While Pierre's dissertation mainly tried
to explain why pupils experienced problems in geometry
education (in this respect it was
explanatory and
descriptive), Dina's
dissertation was about a teaching experiment and in that
sense is more prescriptive
regarding the ordering of geometry content and learning
activities of pupils. The most obvious characteristic of the
theory is the distinction of five discrete thought levels in
respect to the development of pupils' understanding of
geometry. Four important characteristics of the theory are
summarised as follows by Usiskin (1982:4):
fixed order - The
order in which pupils progress through the thought levels
is invariant. In other words, a pupil cannot be at level
n without having passed through level
n-1.
adjacency - At each level
of thought that which was intrinsic in the preceding
level becomes extrinsic in the current level.
distinction - Each level
has its own linguistic symbols and own network of
relationships connecting those symbols.
separation - Two persons
who reason at different levels cannot understand each
other.
The main reason for the failure of the traditional
geometry curriculum was attributed by the Van Hieles to the
fact that the curriculum was presented at a higher level
than those of the pupils; in other words they could not
understand the teacher nor could the teacher understand why
they could not understand! Although the Van Hiele theory
distinguishes between five different levels of thought, we
shall here only focus on the first four levels as they are
the most pertinent ones for our secondary school geometry.
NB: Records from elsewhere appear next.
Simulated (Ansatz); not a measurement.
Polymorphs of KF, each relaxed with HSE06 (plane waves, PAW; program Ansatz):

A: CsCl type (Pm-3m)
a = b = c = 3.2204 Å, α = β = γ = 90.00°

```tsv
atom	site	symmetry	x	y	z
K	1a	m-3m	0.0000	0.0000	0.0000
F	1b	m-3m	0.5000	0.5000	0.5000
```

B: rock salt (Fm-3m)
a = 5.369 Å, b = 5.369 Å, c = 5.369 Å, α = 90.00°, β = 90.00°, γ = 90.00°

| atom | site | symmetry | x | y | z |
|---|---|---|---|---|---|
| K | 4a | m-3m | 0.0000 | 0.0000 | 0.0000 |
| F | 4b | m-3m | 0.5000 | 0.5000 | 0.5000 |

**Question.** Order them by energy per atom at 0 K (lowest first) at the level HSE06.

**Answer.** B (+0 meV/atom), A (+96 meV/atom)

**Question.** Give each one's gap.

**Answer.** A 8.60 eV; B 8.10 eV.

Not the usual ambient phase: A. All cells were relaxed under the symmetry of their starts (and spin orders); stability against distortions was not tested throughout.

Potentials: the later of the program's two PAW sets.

The general characteristics of each level can be described
as follows:
Level 1:
Recognition
Pupils visually recognize figures by their global
appearance. They recognize triangles, squars,
parallelograms, and so forth by their shape, but they do
not explicitly identify the properties of these
figures.
Level 2: Analysis
Pupils start analysing the properties of figures and
learn the appropriate technical terminology for
describing them, but they they do not interrelate figures
or properties of figures.
Level 3: Ordering
Pupils logically order the properties of figures by short
chains of deductions and understand the interelationships
between figures (eg. class inclusions).
Level 4: Deduction
Pupils start developing longer sequences of statements
and begin to understand the significance of deduction,
the role of axioms, theorems and proof.
The differences between the first three levels can be
summarised as shown in Table 2 in terms of the objects and
structure of thought at each level.
Table 2
By using task-based interviews, Burger & Shaughnessy
(1986) characterized pupils' thought levels at the first
four levels more fully as follows:
Level 1
(1) Often use irrelevant visual properties to identify
figures, to compare, to classify and to describe.
(2) Usually refer to visual prototypes of figures, and is
easily misled by the orientation of figures.
(3) An inability to think of an infinite variation of a
particular type of figure (eg. in terms of orientation
and shape).
(4) Inconsistent classifications of figures; for example,
using non-common or irrelevant properties to sort
figures.
(5) Incomplete descriptions (definitions) of figures by
viewing necessary (often visual) conditions as sufficient
conditions.
Level 2
(1) An explicit comparison of figures in terms of their
underlying properties.
(2) Avoidance of class inclusions between different
classes of figures, eg. squares and rectangles are
considered to be disjoint.
(3) Sorting of figures only in terms of one property, for
example, properties of sides, while other properties like
symmetries, angles and diagonals are ignored.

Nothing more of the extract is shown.